Reflection for Trinity Sunday
In 1982, Marina Nemat was a 16-year-old living with her parents in Tehran when she found herself swept up in the cruel political reprisals of the Islamic revolution in her country. Charged with betraying the revolution for articles she wrote for her secondary school newspaper, Marina spent more than two years in Iran’s notorious Evin Prison where she was tortured, threatened with execution, lost many friends to state-sponsored violence, and forced to marry her prison interrogator. In two memoirs, Prisoner of Tehran and After Tehran, Marina recounts her experience in prison and the long road to reclaiming her life.
In her second memoir, she recounts her struggle to build a new life for herself in Canada as a wife and mother. She writes how, in prison and now as an adult, her Christian understanding of God has been an anchor for her.
“The way I see Jesus has not changed much at all since I was a child, but my imprisonment and all that followed made me love Him even more. His being the Son of God makes sense to me because I believe God to be loving, just, forgiving, and merciful. I also believe that He respects free will. After all, He has given it to us so that we can choose to love or hate Him, do good or evil. But is it fair for a loving God to sit on His throne in Heaven and let us struggle and suffer on our own? Would any good father abandon his children this way? It makes perfect sense to me that God decided to come among us, live like us, and die a horribly painful death after being tortured. This is a God I can love with all my heart.

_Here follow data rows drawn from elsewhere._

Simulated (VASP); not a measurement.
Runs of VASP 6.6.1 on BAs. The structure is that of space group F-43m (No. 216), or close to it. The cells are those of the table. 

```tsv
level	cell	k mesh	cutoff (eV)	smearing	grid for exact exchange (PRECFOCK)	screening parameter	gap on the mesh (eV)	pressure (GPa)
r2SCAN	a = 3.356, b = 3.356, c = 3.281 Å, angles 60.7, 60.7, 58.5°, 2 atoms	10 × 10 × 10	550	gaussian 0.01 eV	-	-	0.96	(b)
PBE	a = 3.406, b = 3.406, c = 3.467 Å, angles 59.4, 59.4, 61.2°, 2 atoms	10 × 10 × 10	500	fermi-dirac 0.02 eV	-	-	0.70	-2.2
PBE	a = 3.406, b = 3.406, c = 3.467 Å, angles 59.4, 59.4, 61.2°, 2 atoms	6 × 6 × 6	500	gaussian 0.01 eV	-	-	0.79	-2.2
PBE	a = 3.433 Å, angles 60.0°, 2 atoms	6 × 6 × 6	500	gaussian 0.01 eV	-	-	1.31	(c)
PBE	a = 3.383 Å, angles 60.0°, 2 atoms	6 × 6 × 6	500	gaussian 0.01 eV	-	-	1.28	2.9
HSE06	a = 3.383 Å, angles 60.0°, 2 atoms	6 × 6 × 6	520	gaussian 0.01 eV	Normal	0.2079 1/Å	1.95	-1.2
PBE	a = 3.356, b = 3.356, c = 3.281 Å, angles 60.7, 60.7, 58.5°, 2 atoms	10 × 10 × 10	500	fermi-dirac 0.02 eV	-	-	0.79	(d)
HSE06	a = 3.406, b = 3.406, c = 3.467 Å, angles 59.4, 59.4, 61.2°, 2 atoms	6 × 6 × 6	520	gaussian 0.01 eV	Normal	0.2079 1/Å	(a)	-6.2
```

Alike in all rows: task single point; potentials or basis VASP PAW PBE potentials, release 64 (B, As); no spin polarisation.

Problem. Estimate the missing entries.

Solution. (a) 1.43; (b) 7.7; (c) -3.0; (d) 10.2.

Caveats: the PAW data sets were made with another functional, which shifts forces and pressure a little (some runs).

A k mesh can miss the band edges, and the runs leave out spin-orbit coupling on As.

A God who sets an example.
A God who has bled and whose heart has been broken. This is who Jesus is to me. I don’t pretend that I understand the Holy Trinity. But I understand love and sacrifice. I understand faithfulness.”
This Solemnity of the Holy Trinity focuses on the ways in which we encounter God in our lives: the Father and Creator of all life, the Son and Redeemer who reveals to us the unfathomable love of God; the Spirit, the love of God that makes us families and communities.
But when it comes to a description of God, even the greatest theologian is left babbling, for human language can never ultimately capture God’s essence. Our less-than-perfect metaphors do help us begin to grasp that Love is the heart of our Trinitarian faith: the Love who created our world and fashioned it with care; the Love who passionately desired to become one of us; the Love who could never leave us but remains with us, illuminating every moment of our existence. It is that Love who enables Marina Nemat to reclaim her life after her cruel imprisonment; it is that Love who enables us to constantly reclaim our own.
As we celebrate this Feast of the Holy Trinity may we open our eyes, our senses and our consciousness to behold God’s presence in our midst in real and holy ways and to realize our simple but profound identity as children of God.